Clean Up 2.0 is the feature Apple should have shipped earlier

Clean Up 2.0 is the feature in iOS 27

Apple introduced Clean Up with Apple Intelligence as a way to remove distracting objects from photos. The tool identifies background elements and lets users erase them while preserving the natural look of the image. That was a solid start.

iOS 27 turns it into something much more ambitious. The new version feels less like an eraser and more like an intelligent reconstruction engine. Instead of simply deleting distractions, Apple is using its latest Apple Intelligence models to better understand the scene and rebuild missing areas more naturally.

Apple highlighted enhanced Clean Up capabilities as a key part of its next-generation image editing experience. This matters because object removal is easy. Making it look like nothing was ever there is hard. That’s where most AI editors still fail. If Apple gets this right, Clean Up could become one of the most-used AI features on the iPhone.

Extend: AI that expands your photos beyond the frame

Extend AI that expands your photos beyond the frame

One of the most impressive additions to the iOS 27 Photos app is Extend, a new AI-powered editing tool that can generate content beyond the edges of an existing photo.

Think of it as Apple’s answer to generative image expansion. If a photo feels too tightly cropped or wasn’t framed perfectly when it was taken, Extend can intelligently create new visual details around the original image, effectively expanding the canvas while maintaining a natural look.

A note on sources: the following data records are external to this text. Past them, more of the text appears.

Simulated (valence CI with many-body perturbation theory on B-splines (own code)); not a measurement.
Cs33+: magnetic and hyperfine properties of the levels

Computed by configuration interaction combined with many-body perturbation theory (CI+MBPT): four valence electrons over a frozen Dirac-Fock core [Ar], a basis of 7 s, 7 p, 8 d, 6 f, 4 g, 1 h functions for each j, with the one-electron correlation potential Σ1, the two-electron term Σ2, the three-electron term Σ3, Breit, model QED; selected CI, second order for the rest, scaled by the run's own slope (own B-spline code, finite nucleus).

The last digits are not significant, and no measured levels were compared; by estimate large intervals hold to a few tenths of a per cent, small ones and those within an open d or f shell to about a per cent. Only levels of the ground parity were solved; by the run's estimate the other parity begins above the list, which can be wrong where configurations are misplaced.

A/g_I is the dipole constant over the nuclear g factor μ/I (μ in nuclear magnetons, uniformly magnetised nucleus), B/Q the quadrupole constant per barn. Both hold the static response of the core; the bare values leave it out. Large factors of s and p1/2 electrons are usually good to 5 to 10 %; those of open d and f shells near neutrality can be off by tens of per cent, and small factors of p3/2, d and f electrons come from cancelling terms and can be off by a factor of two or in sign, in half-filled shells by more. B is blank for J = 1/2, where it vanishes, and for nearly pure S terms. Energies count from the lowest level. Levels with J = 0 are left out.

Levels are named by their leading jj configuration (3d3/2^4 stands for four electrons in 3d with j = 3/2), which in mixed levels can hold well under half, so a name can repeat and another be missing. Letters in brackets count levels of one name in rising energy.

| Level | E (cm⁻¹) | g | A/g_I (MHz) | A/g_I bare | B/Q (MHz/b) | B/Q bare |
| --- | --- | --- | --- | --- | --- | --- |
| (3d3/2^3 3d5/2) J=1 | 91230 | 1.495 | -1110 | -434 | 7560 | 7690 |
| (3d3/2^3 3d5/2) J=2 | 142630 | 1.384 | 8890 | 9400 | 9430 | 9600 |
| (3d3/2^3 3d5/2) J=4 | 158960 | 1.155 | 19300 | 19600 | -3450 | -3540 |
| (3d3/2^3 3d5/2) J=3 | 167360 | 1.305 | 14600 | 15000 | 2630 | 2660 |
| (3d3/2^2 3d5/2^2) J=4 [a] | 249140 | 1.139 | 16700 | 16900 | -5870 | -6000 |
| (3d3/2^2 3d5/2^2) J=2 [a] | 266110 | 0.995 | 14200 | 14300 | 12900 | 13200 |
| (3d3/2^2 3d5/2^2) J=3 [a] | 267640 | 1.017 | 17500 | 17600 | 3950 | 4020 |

While similar tools have existed on Pixel and Galaxy phones for some time, Extend represents Apple’s most ambitious use of generative AI in the Photos app to date.

Spatial Reframing might be the most underrated feature in iOS 27

Spatial reframing feature in iOS 27

Every smartphone photographer knows this pain. You take the perfect photo. Then you realize you cropped someone’s head or left too much empty space or framed the shot poorly. Traditionally, that’s game over.

The new AI-powered Reframe tool changes that by intelligently adjusting composition and rebuilding surrounding image content where needed in three dimensions. Apple showcased AI-driven photo reframing as part of its broader Apple Intelligence expansion.

This is the kind of feature that you never want to lose.

Related: Here are all the new Apple Intelligence features in iOS 27

Improved iCloud Shared Albums

For many years, Shared Albums have been fantastic in Apple’s ecosystem but terrible outside it. Now, friends and family on Android and Windows can join albums through iCloud.com, upload their own photos, and participate without feeling like second-class citizens.

The bigger upgrade, though, is quality. Shared Albums now support full-resolution photos, ending the long-standing compromise where precious memories were often shared in compressed form.

Combined with reactions, better filtering, and easier invitations, Shared Albums start to feel less like a basic cloud folder and more like a true collaborative photo space.

The bigger story isn’t photos; it’s Apple Intelligence everywhere

The Photos app is really just one piece of a much larger shift happening across iOS 27.

Apple’s new generation of Apple Intelligence is becoming deeply integrated throughout the operating system, bringing AI-powered assistance, contextual understanding, image generation, and editing capabilities directly into everyday experiences.

That’s the real takeaway from WWDC 2026.

The bottom line

The most interesting thing about the iOS 27 Photos app isn’t that Apple added more AI. It’s that Apple finally found a practical use for it. Enhanced Clean Up, intelligent reframing, and new AI editing tools won’t generate the loudest headlines from WWDC. But they may end up being the features people use every single day.

For years, Apple built incredible cameras and average editing tools. iOS 27 is the first time it feels like Apple is serious about both. And if these tools work as advertised, the Photos app could quietly become one of the best reasons to own an iPhone.

What do you think about the new Photos app features? Share your opinion in the comments below!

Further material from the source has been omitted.